Penticton's new housing project sees fatality, more issues

Housing project's rocky start

Chelsea Powrie

It's been a rocky start for Penticton's newest supportive housing project, which has seen a death of a tenant and two others kicked out for security concerns in its first two months of operation. 

Burdock House is run by Ask Wellness Society, and executive director Bob Hughes is the first to acknowledge that the project hasn't had a completely smooth liftoff. 

"It isn't all rainbows and lollipops, as we know" Hughes said. "It's been a learning curve for all of us, but it's desperately needed for the community."

The complex opened in early October with some construction still needed, Hughes said. 

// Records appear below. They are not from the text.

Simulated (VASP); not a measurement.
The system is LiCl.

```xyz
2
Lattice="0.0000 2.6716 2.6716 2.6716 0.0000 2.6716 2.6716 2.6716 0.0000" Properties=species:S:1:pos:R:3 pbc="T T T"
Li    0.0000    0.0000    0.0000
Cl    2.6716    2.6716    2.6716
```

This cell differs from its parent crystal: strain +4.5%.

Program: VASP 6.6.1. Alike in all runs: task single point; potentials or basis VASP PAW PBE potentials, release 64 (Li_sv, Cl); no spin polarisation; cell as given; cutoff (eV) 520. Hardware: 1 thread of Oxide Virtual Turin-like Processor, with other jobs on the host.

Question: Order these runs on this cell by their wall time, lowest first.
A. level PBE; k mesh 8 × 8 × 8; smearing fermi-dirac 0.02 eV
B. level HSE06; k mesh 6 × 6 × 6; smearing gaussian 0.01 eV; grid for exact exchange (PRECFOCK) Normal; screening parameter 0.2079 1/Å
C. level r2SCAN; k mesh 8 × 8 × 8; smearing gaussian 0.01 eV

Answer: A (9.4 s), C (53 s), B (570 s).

"The rationale for that was just some of the sheer desperation for housing in the community," he explained. "So that's been a bit of a challenge, we had 62 people in within the first week of opening, and that's a big addition to the neighbourhood." 

Hughes said his staff at Burdock have had to evict two people since opening due to concerns that their behaviour was not conducive to security and safety in the community. He and the BC Coroners Service confirmed a tenant died there in late October, with the corner confirming he was in his 30s but unable to give more details as the investigation is ongoing. 

"Many of the people that we are providing services to are very compromised with their health, whether that be chronic illnesses or having severe addictions," Hughes said. 

But Burdock House is still committed to its cause of helping street-entrenched individuals in Penticton get back on their feet. And the bright side is, so far, the neighbourhood has been accepting and it hasn't been causing problems, according to authorities. 

City bylaw supervisor Tina Siebert said they have not seen an uptick in complaint calls from the area since the facility opened. They also have seen a small dent in the number of people they see sleeping on the streets. 

"Burdock is definitely doing a great job, and the City has noticed, with our community safety officers, that a few less rough sleepers are in the area," Siebert said. "But we are finding there are some new people that are arriving that we aren't sure are Penticton residents."

Const. James Grandy of Penticton RCMP said they "support Burdock House" and "routinely meet with staff and residents, and have also met with neighbours of the complex to address their concerns."

Hughes said the goals of the project, which provides mental health and addictions services on site, have never been more important, in a climate of increasing overdose numbers and a housing shortage. 

"We need to really take a stronger approach to providing services to those who are really deeply addicted in the community," he said. 

Burdock House is operating at full capacity with 62 tenants and a waiting list.